Saturday, January 24, 2009

Pride

Stop. Think. Reflect.

Do you compare yourself with others? Are you a scorekeeper... consciously, perhaps unconsciously?

Do you hate to lose? Do you see losing as failure?
Are you always aware of your image - literally and figuratively and looking to be in the "best light."

Do you hate to look bad and berate people who affect your perceived image negatively?

Are you always looking to see who is on top?

Are you always looking to be rewarded? Do you hunger for recognition?

Are you always on the lookout for conspiracies? Do you buy in and support conspiracy theories?

Do you need to be in control? Do you have mirco-manager tendencies?

Do you have a Teflon coating? In other words, does fault never stick to you?

How does pride affect your ability to lead?

Do you lead with humility or do you lead with pride? What is the difference? Which enhances leadership and which hurts leadership?

Pride in These Times

Our culture is highly competitive. While competition can be healthy, pride can make competition unhealthy. Consider the paradox, competition breeds pride. Pride can destroy good sportsmanship. Aren't those asterisks after well known athlete's records related to pride? Aren't those well known disgraced business leaders and politician's downfalls connected to pride? How is pride affecting your relationships at home, at work, in your community and in the world?

I remember playing racquetball with a highly competitive individual lacking experience to play at my level. The longer we played the worse he played because his pride kept him from learning skills, techniques and rhythms of good play. Instead of failing forward, learning from mistakes, he fell backwards. It became painful to play with him. Immediately after we played, he wanted a rematch as soon as possible!

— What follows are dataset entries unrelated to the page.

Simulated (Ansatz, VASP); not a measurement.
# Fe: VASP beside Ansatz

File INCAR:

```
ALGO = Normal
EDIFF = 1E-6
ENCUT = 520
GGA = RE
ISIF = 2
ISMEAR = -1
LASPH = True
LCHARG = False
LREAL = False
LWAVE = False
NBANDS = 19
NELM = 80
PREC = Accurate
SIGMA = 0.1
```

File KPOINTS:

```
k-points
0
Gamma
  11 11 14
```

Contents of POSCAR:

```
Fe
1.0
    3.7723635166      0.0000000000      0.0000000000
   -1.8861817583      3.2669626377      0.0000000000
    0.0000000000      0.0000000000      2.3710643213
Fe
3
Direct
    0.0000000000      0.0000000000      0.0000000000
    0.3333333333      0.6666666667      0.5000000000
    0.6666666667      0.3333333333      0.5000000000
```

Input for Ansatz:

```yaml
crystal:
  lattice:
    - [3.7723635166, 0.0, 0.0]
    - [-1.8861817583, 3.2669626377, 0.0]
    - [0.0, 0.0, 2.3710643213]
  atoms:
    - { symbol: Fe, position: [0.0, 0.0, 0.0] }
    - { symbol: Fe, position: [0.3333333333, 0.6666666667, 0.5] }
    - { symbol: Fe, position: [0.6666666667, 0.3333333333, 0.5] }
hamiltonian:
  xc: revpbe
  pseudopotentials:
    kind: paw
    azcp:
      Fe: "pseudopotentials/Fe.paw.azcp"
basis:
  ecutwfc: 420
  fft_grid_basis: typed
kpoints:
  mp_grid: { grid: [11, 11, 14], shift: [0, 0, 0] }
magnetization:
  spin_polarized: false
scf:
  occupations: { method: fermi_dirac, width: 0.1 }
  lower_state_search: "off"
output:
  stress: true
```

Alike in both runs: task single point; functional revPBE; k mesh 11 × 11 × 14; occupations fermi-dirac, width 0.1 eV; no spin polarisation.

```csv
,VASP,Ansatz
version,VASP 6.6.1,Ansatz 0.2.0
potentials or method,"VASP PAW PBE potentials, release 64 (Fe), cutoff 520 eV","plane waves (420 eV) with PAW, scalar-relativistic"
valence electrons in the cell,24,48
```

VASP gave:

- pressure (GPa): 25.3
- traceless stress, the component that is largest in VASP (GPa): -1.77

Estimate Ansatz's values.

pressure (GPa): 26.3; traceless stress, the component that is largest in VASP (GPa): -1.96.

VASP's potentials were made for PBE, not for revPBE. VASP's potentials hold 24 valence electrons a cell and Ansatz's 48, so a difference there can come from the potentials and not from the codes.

During these tough times, many of us are examining what and who got us into this mess. Pride maybe preventing us from seeing and understanding our role in this crisis. I believe there is enough blame to go around beginning with ourselves. The greed factor has played a trump card and as a result we have all felt the pain. We compare ourselves to our neighbors and we are always to looking to better ourselves even at the expense of others. We want what we want. We want it our way. We deserve better.

A question I continue to ask, "Whose responsibility is it to lead?" As I have written before, leadership is an act, a verb, a relationship, and a continuous possibility of growth and change. Leadership is everybody's responsibility. Leadership is accountability founded in commitment. Each of us has the responsibility to lead with our gifts, talents and passions. Each of us has the responsibility to serve humankind. Each of us has the responsibility to collaborate in creation.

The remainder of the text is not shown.